EGP Wiki: The EGP Story

 This wiki was created by and  for the EGP for a strategic planning session in 2010.  The staff and steering committee collectively told the EGP’s origin story in this wiki. It since has found it’s way in the Growth Reports and on their website in different forms.

Welcome to a wiki. “Wiki” means quick in Hawaii and a wiki. A wiki is a fast way to make a web page people can edit together. In this wiki we will begin to build the Edible Garden Project’s story together.

How can I contribute here?

Click on “edit” on the top right of this screen. Move the cursor to where you want to contribute and type. When you’re done (or every 5 minutes just to be safe) click on “Save” (click on edit again, if you want to continue). That’s it- you’ve published to the web! (Just testing – Liz. Ooh! It works!)

Want to get fancy? You can format text (add bold, underline, italic etc), add photos, link to other webpages, add an attachment etc. The icons for all of that are in the editing toolbar.

Troubles? Frustrations? Please ask! It’s always easier to learn something new with someone demonstrating it right beside you. When that’s not possible, a quick phone call is usually all it takes. (Keira’s number is in the email.)

The EGP Story

Once upon a time…

There wasn’t an Edible Garden Project on the North Shore. For real, folks. It kind of makes you shiver with horror doesn’t it? Sure, there were gardeners. There were even clubs for gardeners. There was even some food being grown on the north shore- but secretly, glimpsed only from the back lanes and not really talked about much in polite society.

But when the EGP came on the scene things started to change. It looked modest enough from the beginning. A little food being grown here and there and shared out to folks who needed it most. But the ground was being mulched and the soil was growing richer and deeper, ready to support more life. Wise Ones gathered to steer, advise, reflect and above all learn. Once they got rolling, they chose Heather to lead and she lead she did: through direct action on the ground and by pulling way back to the eagle eye view to share the stories, the needs and the possibilities with all who would listen. Partners, and politicians took note. She whirled around like a wizard and what she touched and tended, grew.

People started to shake it out: food gardens popped up on boulevards, folks shared their backyards, spent time learning how and then started showing up to garden together. TV viewing dropped precipitously on the North Shore. Ratings companies were baffled.

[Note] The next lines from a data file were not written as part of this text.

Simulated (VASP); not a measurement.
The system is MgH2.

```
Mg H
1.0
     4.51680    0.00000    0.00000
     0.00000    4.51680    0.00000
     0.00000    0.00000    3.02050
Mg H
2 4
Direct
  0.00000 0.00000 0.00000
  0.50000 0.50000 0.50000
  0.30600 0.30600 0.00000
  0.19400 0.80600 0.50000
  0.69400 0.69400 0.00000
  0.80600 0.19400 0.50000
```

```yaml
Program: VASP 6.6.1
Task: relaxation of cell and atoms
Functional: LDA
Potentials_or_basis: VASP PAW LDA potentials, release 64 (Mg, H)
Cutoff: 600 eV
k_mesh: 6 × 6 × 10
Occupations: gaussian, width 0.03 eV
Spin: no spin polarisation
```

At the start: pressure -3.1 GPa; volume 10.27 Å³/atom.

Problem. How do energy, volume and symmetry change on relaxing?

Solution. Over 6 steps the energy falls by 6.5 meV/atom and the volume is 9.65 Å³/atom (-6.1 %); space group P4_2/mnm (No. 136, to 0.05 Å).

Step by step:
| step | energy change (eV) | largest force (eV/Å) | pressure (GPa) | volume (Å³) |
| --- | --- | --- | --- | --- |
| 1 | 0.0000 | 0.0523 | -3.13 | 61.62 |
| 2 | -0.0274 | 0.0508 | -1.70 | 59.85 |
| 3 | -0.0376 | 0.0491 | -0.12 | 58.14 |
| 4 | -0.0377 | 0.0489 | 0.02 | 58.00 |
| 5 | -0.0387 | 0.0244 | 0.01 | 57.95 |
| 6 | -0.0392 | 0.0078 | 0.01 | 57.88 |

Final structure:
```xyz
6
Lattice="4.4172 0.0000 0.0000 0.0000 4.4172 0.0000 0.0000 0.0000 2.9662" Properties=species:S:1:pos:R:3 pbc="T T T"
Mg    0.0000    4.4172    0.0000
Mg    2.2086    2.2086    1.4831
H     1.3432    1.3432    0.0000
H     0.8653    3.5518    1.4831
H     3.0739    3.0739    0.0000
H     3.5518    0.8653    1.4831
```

“What’s your name?” An innocent enough question but it turned out that volunteers wanting to know each others name when they gardened together was a tipping point. People started really talking, sharing ideas, getting excited. How about a community orchard? How about bee hives in the schoolyards? Why not food at the garden in front of the library? What about a new community garden? What about elders teaching young families their secret garden tricks? Why not a garden in that decrepit corner of our townhouse complex? What about flowers along the fence right in with some peas? Mixing it up, getting crazy. People stopped theorizing about ‘building community’ and just started living it.

Frankly, where it ends no one knows. We can only dream and grow…and we do.

Filling in the story

1. Consider for yourself:

  • What part of the EGP story do you hold?
  • What were some of the key events or milestones you remember?
  • Who have been the players along the way?
  • What were some of the most interesting experiments to you?
  • What keeps building and growing?
  • What failed fabulously?
  • What got left behind along the way?
  • What’s emerging that wasn’t planned?
  • What have you learned?

2. Everyone: Could you jump in and add to this wiki the key milestones, events, experiments and collaborations that you remember through the EGP’s first 5 years?

  • Add your recollections, in point form or purple prose, under the years below.
  • Be as specific as you can but don’t worry if you’re off on the chronology or other details; there will be lots of us to weed and tend.
  • By the way this is all anonymous.
  • Remember: just click “edit”, type your thought, then click “save”.

Year 0 (2005)

VCH Community Food Action Initiative Started which gave VCH a mandate to become involved in food security with some $ available. Requirement form the province to involve ‘partners’ and produce an environmental scan of existing ‘food security’ activities in our community; completed by SPARC. Gaps and opportunities identified. Not sure if the chronology follows here but sort of (JKT). Margaret B suggested creating a “Grow a Row, Share a Row” program for the NS. Erin B became aware of the UBCM funding and contacted Cheryl to sponsor an application. VCH had a mandate to develop a multi-sectoral committee to address food security. Used first of our grant funding towards start-up of Edible Garden Project.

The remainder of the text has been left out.